This patch avoids allocation of kthread structure on a stack, and simply
uses kmalloc.  Allocation on a stack became a huge problem (with memory
corruption and all other not nice consequences) after the commit 2deb4be28
by Andy Lutomirski, which rewinds the stack on oops, thus ooopsed kthread
steps on a garbage memory while completion of task->vfork_done structure
on the following path:

       oops_end()
       rewind_stack_do_exit()
       exit_mm()
       mm_release()
       complete_vfork_done()

Also in this patch two structures 'struct kthread_create_info' and
'struct kthread' are merged into one 'struct kthread' and its freeing
is controlled by a reference counter.

The last reference on kthread is put from a task work, the callback,
which is invoked from do_exit().  The major thing is that the last
put is happens *after* completion_vfork_done() is invoked.

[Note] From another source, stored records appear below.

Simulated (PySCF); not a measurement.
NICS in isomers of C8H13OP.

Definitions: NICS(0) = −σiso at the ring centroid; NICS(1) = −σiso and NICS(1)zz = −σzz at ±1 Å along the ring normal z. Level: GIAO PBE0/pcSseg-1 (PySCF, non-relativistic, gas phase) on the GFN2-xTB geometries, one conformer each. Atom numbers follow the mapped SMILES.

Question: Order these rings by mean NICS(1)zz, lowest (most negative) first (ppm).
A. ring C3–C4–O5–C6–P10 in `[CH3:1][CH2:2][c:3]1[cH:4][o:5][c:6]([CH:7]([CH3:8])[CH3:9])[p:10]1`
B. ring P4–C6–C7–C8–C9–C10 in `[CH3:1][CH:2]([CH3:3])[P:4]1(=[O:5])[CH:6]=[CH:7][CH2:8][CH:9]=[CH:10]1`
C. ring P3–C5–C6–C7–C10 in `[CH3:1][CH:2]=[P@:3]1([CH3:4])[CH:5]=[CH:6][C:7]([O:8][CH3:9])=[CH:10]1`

Signed-off-by: Roman Pen <roman.penyaev@profitbricks.com>
Cc: Andy Lutomirski <luto@kernel.org>
Cc: Oleg Nesterov <oleg@redhat.com>
Cc: Peter Zijlstra <peterz@infradead.org>
Cc: Thomas Gleixner <tglx@linutronix.de>
Cc: Ingo Molnar <mingo@redhat.com>
Cc: Tejun Heo <tj@kernel.org>
Cc: linux-kernel@vger.kernel.org
---
v2:
  o let x86/kernel/dumpstack.c rewind a stack, but do not use a stack
    for a structure allocation.

 kernel/kthread.c | 160 +++++++++++++++++++++++++++++++------------------------
 1 file changed, 90 insertions(+), 70 deletions(-)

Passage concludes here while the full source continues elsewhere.